I'm a big advocate for OLPC - One Laptop Per Child. A few years (last year?) ago I was talking to some people about helping out with a deployment - Note: this is while working on the Manaiakalani project. I was feeling a little unhappy about it because I had felt that the technical specifications being given weren't the ones that should be given, even though all recommendations were just that, recommendations.
For example, when working with networking gear there were recommendations given around network switches and PoE (power over ethernet). I felt that choosing switches based upon their ability to do Power over Ethernet was silly given that:
- PoE injectors probably worked out cheaper (and much more flexible. Without looking at the standard and going on my own experience - PoE injectors seem to come in different voltage requirements. I've seen as low as 5V and as much as 48V. Is there a standard around this?).
- Given that wireless networking gear is relatively cheap, and an alternative exits in terms of PoE injectors, shouldn't the emphasis instead be put on what features the switch supplied outside of PoE features?
- Most switches that advertise PoE capabilities in their switches only offer it on half of their ports. If you're looking at an emphasis on wireless network, then half isn't going to cut it. In fact, for most third world implementations, you aren't looking at wired solutions at all. It's so much cheaper in terms of real estate. There's a very good chance that you're going to need PoE on the majourity of your ports - a 1:2 ratio just doesn't work.

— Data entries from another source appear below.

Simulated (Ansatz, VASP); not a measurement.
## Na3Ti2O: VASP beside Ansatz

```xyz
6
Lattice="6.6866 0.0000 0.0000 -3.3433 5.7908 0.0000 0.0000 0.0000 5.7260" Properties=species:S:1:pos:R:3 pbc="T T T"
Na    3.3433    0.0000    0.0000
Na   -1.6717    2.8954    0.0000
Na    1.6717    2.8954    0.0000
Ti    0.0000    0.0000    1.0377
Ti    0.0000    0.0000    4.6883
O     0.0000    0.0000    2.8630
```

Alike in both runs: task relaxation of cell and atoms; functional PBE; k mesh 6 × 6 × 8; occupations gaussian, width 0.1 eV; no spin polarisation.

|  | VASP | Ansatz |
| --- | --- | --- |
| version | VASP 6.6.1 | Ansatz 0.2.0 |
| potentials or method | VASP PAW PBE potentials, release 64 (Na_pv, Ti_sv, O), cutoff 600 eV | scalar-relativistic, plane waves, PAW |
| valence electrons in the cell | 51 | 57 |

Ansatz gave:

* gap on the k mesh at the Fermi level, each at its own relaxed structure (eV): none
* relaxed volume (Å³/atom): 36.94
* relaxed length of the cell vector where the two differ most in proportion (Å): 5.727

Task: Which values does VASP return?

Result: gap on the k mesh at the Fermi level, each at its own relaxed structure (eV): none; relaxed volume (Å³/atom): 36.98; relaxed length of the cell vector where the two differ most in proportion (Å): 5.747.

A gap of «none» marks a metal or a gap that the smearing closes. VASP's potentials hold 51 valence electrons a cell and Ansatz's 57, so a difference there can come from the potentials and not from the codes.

They were instead working on Professional Development. I felt that not getting the technical details right made the PD pointless.
But there's a whole other layer. One that, at the time, I should have realised was there, but I didn't.
And here it is:
One of the big take home messages for me from the OLPC project was that for any successful technology roll out in aid of education had to have a sense of ownership. In fact, I called a politician a bollocks for not realising this. I apologise as I realise how stupid I've been. I apologise not because I was wrong, but for how short sighted I was. Had I been more vocal and less confrontational, I might have gotten the point across.
I did say I'm a big fan of the project. But what I now realise that the project gets wrong is it's lack of emphasis on community. Not only do the parents have to follow through with this horribly exciting new gadget in the home, but the community have to be willing to keep those kids safe while carrying those devices.
The problem, as was pointed out to me tonight, is that the teaching goes to pot without community engagement. There were actually several conversations that lead to this point.
I was having a conversation about steps taken by a school for actions taken outside of school.
Uniforms make it a slightly clearer problem. If the perpetrators are wearing their school uniform at the time, then it is definitely within the school's realm. However, out of school uniform, it's a murky area. There's a certain partnership that needs to happen between the school and the parents and/or the community at large.
For example, say a stunning student gets caught shoplifting outside of school out of their school uniform. Should they still get the same privileges, held out as being great, as someone who shows, while possibly not the same degree of academia, a greater moral character? The argument is easy for me - school's have a burden to the community at large. Not just the school (or it's reputation).
And the other person I spoke to on the subject tonight said decisively and categorically, that the OLPC project fails when it comes to community. So while I was feeling frustrated about the technical aspects, and the project was focused on teaching, I should have realised that the sense of ownership - that bit that I point out and imagine that the little I say on the subject will have great consequences on the people I'm talking to - doesn't go far enough.
Ownership has it's place. It's important. Obligation has an interesting piece of the puzzle. So while during that conversion on a school's obligation I'm talking about liability - i.e. how much liability does a school have on the actions of it's students outside of school while not in uniform? - the person I was talking to had absolutely no doubt. The school, while not said to me, has a greater obligation to community. The schools help to create valuable members of society in which case, how can you possibly create valuable members of society if you're not willing to look at the actions of that student outside of school?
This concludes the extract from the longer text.